Top US bank JP Morgan Chase & Co has agreed to pay $920m (£570m) to four separate regulators in compensation for the $6.2bn trading losses it accumulated during the 'London Whale' debacle in 2012.
A little less than a quarter of that sum ($220m) will be paid to the UK’s Financial Conduct Authority (FCA) while the rest of the balance will go to the US Office of the Comptroller of the Currency, the Federal Reserve and Securities and the Exchange Commission.
The US bank’s London office was responsible for huge losses in derivative trades during the early part of 2012.
The four regulators are penalising J P Morgan for failures from portfolio level up to senior management.
The US bank is adjudged to have made fundamental errors in both its risk management and financial reporting systems.
In the US last month prosecutors charged two men, Julien Grout and Javier Martin-Artajo, with conspiracy and fraud for allegedly covering up the trading losses.
Tracey McDermott, the FCA’s director of enforcement and financial crime said: “When the scale of the problems at JP Morgan became apparent, it sent a shock-wave through the markets.
“This is yet another example of a firm failing to get a proper grip on the risks its business poses to the market.”

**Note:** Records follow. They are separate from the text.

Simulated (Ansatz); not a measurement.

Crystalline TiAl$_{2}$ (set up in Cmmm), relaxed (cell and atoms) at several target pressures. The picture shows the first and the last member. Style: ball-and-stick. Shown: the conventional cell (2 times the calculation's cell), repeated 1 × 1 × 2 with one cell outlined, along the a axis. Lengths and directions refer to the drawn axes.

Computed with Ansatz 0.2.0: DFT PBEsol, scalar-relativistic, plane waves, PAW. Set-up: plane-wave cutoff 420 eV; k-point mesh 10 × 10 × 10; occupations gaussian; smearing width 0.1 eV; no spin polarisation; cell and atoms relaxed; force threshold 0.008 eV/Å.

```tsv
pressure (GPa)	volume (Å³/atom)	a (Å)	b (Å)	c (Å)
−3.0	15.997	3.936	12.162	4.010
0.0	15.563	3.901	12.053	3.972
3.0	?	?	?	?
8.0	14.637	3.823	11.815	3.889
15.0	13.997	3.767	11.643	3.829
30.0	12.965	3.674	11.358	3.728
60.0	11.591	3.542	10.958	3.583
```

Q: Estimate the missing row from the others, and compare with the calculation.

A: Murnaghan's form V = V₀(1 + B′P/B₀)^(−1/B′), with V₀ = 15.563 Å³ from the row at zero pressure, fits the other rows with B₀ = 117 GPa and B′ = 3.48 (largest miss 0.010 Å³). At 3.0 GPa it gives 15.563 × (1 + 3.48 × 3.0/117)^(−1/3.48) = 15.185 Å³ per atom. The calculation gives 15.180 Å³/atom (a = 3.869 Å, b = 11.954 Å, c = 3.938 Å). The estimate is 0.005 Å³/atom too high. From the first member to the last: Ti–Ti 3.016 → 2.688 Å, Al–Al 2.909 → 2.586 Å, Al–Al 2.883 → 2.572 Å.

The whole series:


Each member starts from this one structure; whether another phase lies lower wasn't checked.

She added: “As things began to go wrong, the firm didn’t wake up quickly enough to the size and the scale of the problems. What is worse, they compounded this by failing to be open and co-operative with us as their regulator.”
Earlier today a survey announced that JP Morgan had retained its position as the top investment bank in the world on revenues for the first half of 2013.
The US investment bank reported revenues of $13.1b in 2013’s first half – a bigger figure raised than Goldman Sachs, Deutsche Bank or Bank of America Merrill Lynch.